A key sequence in Abdellatif Kechiche’s Couscous (2007) features a large Middle Eastern family tucking into a dinner of couscous. Hands of varying proportions scramble across the table, messily pinching morsels from serving plates flecked with oil and coloured spices. There are numerous close-ups of each person putting food into their mouth, chewing and swallowing; viewers are guests within this scenario, enveloped in this celebratory moment of pleasure, participating in a very ritualistic and familial gathering.

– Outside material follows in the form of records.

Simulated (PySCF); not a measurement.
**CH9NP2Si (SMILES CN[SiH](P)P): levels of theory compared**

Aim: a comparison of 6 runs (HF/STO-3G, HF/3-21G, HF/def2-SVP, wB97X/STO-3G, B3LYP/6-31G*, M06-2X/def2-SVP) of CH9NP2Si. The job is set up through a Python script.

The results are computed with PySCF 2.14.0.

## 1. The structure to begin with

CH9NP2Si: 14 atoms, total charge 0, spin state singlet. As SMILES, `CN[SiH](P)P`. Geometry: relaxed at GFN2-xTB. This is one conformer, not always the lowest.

After this sequence, the narrative begins to focus more on the preparation of couscous and its pivotal role in saving the family’s ageing patriarch, Slimane, from poverty as he plans to open a restaurant. The food itself, then, becomes a richly suggestive metaphor for the protagonist’s role as the very grain that holds his family together and the life source they have always relied on. Kechiche reminds viewers of the cultural significance of food, especially for immigrants such as Slimane whose memories of home are acutely tied to a particular dish, and the cultural specificity it represents. Indeed, the ceremonial sharing of food engenders an unmistakable sense of community, warmth and even knowledge since it reminds us of who we are.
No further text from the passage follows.